Random selection of variables in each run of python sklearn decision tree (regressio )

When I put random_state = None and run Decision tree for regression in python sklearn, it takes different variables to build tree each time?

Shouldn't there be only few top variables which should be used to split and should throw me similar trees everytime?

Also, if I use integer for random_state and run the decision tree, it gives me a different tree for each random_state setting. Which tree should be selected in case of so many trees?

Topic cart decision-trees regression scikit-learn

Category Data Science


The documentation says:

random_state : int, RandomState instance, default=None

Controls the randomness of the estimator. The features are always randomly permuted at each split, even if splitter is set to "best". When max_features < n_features, the algorithm will select max_features at random at each split before finding the best split among them. But the best found split may vary across different runs, even if max_features=n_features. That is the case, if the improvement of the criterion is identical for several splits and one split has to be selected at random. To obtain a deterministic behaviour during fitting, random_state has to be fixed to an integer.

So:

it takes different variables to build tree each time?

The randomness comes from picking different variables when building the tree, indeed.

Shouldn't there be only few top variables which should be used to split and should throw me similar trees everytime?
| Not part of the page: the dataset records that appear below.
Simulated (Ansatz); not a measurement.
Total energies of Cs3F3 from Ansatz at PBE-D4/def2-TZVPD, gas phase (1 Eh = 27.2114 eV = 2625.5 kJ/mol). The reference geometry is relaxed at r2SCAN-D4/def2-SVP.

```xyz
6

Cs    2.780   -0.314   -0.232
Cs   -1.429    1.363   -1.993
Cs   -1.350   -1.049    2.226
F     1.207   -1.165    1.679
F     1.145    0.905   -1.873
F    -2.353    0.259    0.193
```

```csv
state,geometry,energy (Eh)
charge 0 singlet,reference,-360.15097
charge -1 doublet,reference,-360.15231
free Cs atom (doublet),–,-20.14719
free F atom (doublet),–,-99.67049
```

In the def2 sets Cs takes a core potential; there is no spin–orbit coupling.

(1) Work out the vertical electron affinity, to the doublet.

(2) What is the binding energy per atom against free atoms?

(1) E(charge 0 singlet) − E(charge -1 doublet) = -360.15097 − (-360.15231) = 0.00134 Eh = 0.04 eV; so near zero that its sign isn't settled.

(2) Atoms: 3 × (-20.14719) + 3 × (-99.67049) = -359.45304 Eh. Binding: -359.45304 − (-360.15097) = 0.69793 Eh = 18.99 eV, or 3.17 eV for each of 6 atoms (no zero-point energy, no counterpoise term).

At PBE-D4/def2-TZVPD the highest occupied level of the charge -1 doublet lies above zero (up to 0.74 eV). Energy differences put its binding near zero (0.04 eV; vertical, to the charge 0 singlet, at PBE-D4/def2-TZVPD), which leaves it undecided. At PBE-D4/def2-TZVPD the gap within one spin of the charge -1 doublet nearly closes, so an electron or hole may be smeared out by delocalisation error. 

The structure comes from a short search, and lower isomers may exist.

Not necessarily, this depends on the parameters and the data:

  • If an int is given as value for the parameter random_state, a particular random state is used every time so the tree is fixed, even though it's not necessarily the only one possible. Let's assume that the default value None is provided.
  • If the parameter max_features is anything other than None or auto, then a random subset of the features is selected before every split. Of course, this means that a particular variable might not be selected, so this might cause differences at every run. Let's assume that the default value None is provided.
  • If all the features can be used at every run, there's no randomness anymore in the selection before the split. But even if the default value best is provided for splitter, it would be wrong to assume that there is a single best variable at each node: it's possible that two (or more) different variables are tied, i.e. they would provide an equal improvement in the criterion chosen (by default mse).

Conclusion: assuming you used the default None for max_features, the fact that you obtain different trees at every run means that there are frequently ties between variables with your data. If there are only minor differences in the nodes at the bottom of the tree then it's not significant, but if there are many changes including close to the root of the tree then it means that the model is unstable. The latter case is usually a bad sign, possibly none of the features is really helpful to predict the value and the model overfits.

Also, if I use integer for random_state and run the decision tree, it gives me a different tree for each random_state setting. Which tree should be selected in case of so many trees?

The possibility to select a random state is not intended to select a particular tree, it's intended to make the experiment reproducible. So in my opinion you shouldn't select one of the trees like this. Instead of selecting an arbitrary tree, you could try to investigate why the model is unstable and fix it if possible. The first step is to actually evaluate the model(s) on some test data: if there is a problem such as overfitting, it will be visible in the performance.